Robots v. “the Cogs”

A combination of human resources and automation manage business processes. A loan application, for instance, involves the submission of specified financial documents for analysis, a human-designed algorithm for the review of the data, and human beings to shepherd the process along. Healthcare is another large sector where human beings provide services and a far larger number of people handle paperwork with help from automation. In these and similar economic sectors, the potential for increased productivity and gains in efficiency in multi-stage workflows are currently driving a massive shift toward “robotic process automation” (RPA).

The RPA move to replace cognitive, thinking human beings (“cogs”) in complex multi-stage business processes with more automation means “sewing together” fully automated processes so they need less—and eventually no—human intervention between automated stages.

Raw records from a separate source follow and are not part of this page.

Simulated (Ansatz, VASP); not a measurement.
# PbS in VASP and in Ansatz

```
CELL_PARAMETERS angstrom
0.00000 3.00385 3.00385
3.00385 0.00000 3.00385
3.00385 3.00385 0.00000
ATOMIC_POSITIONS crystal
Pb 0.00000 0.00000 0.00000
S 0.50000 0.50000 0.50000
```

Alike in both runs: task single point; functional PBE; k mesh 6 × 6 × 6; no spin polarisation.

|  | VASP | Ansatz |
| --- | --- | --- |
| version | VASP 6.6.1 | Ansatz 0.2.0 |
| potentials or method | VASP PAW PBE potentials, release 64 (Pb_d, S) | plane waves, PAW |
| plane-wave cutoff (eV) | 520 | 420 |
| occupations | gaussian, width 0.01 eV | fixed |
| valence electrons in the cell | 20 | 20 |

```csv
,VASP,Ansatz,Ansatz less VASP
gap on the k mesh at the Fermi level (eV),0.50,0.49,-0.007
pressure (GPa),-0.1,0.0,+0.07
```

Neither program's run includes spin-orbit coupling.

The advantages that the “software robots” bring are many:

  • Shorter process cycles
  • Decreased (expensive) human labor required
  • Improved data accuracy
  • Rich data audit trails

How big of a trend is this? Well, an Oxford University study predicts the automation of 35% of all jobs in the UK by 2035. And if you think that’s an anomaly, then you should read last year’s World Economic Forum “Future of Jobs” report. It estimates the loss of 5.1 million jobs to labor market disruption from 2015–2020 in the countries covered by the report.

The RPA revolution will probably follow the same path as most other significant innovations: initial resistance, followed by reluctant acceptance. Once a few firms have made the leap and can outperform competitors that have not automated as much, RPA’s incorporation into the core business processes of entire industry sectors is assured. Sales, insurance, and especially customer service are areas most likely to feel the effects of RPA in the near term.

RPA will hit a wall when systems need the kinds of cognitive reasoning and judgment calls only humans can now make. Computers can’t perform quality assurance on themselves, for example, and algorithmically driven processes will always require humans to ensure continuous improvement. The type of human resources needed to fine-tune workflows, however, are not necessarily IT specialists. The software platforms these processes run on, like the current crowdsourcing work management environments, use visual drag-and-drop tools to connect automated routines. Process engineers can manage them without the assistance of coders.

So, the future of millions of humans rests not with the mechanical wonders of our imagination like C-3PO, R2-D2, or K-2SO, but with those folks tasked with re-engineering the processes that underlie our economy.